Search code examples
pythonregexawkseddata-cleaning

Data Cleanup with Regex


I have a very large number of very large files.

Each file contains lines Like this:

uuid1 (tab) data1 (vtab) data2 ...  dataN
uuid2 (tab) data1' (vtab) data2' (vtab) data3' (vtab) ...  dataN'
....

where N will be different for every line. The result needs to look like:

uuid1 (tab) data1
uuid1 (tab) data2
....
uuid1 (tab) dataN
uuid2 (tab) data1'
uuid2 (tab) data2'
uuid2 (tab) data3'
...  
uuid2 (tab) dataN'
....

I have a regex that does the job, replacing:

^([abcdef0123456789]{8}-[abcdef0123456789]{4}-[abcdef0123456789]{4}-[abcdef0123456789]{4}-[abcdef0123456789]{12})\t(.+?)\x0B

with:

\1\t\2\n\1\t

but it's slow, and needs repeated applications, obviously.

Is there a quicker programmatic way to perform this across all the files?

Tools available in the toolbox: unix tools (sed, awk etc), python, possibly perl.

Not looking for a religious war, just a pragmatic approach.

Additional Info

Here's the complete script I used, based on Kristof's script, for handling the outer loop:

#!/usr/bin/python

import os
import uuid

def processFile( in_filename ):

  out_filename = os.path.splitext(in_filename)[0] + '.result.txt'

  with open(in_filename) as f_in:
    with open(out_filename, 'w') as f_out:
      for line in f_in:
        try:
          # Retrieve the line and split into UUID and data
          line_uuid, data = line.split('\t')
          # Validate UUID
          uuid.UUID(line_uuid)
        except ValueError:
          # Ignore this line
          continue
        # Write each individual piece of data to a separate line
        for data_part in data.rstrip().split('\x0b'):
          f_out.write(line_uuid + '\t' + data_part  + '\n')

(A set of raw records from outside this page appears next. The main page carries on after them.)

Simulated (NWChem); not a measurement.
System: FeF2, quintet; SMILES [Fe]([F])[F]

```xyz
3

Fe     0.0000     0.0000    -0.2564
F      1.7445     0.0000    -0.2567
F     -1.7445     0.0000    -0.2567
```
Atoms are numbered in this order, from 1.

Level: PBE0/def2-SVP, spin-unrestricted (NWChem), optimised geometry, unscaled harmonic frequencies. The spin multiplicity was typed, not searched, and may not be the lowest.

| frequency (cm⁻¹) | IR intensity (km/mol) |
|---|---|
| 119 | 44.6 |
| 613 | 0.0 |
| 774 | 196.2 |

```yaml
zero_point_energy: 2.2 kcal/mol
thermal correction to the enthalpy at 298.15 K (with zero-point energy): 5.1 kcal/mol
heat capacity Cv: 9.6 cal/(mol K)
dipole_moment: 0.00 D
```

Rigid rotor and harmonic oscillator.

for i in os.listdir(os.getcwd()):
  if i.endswith(".txt"): 
    print i
    processFile( i )
    continue
  else:
    continue

Solution

  • This is an implementation in Python (tested in 3.5). I haven't tried this on a large data set, I'll leave that for you to try out.

    import uuid
    
    in_filename = 'test.txt'
    out_filename = 'parsed.txt'
    
    with open(in_filename) as f_in:
        with open(out_filename, 'w') as f_out:
            for line in f_in:
                try:
                    # Retrieve the line and split into UUID and data
                    line_uuid, data = line.split('\t', maxsplit=1)
                    # Validate UUID
                    uuid.UUID(line_uuid)
                except ValueError:
                    # Ignore this line
                    continue
                # Write each individual piece of data to a separate line
                for data_part in data.rstrip().split('\x0b'):
                    f_out.write(line_uuid + '\t' + data_part  + '\n')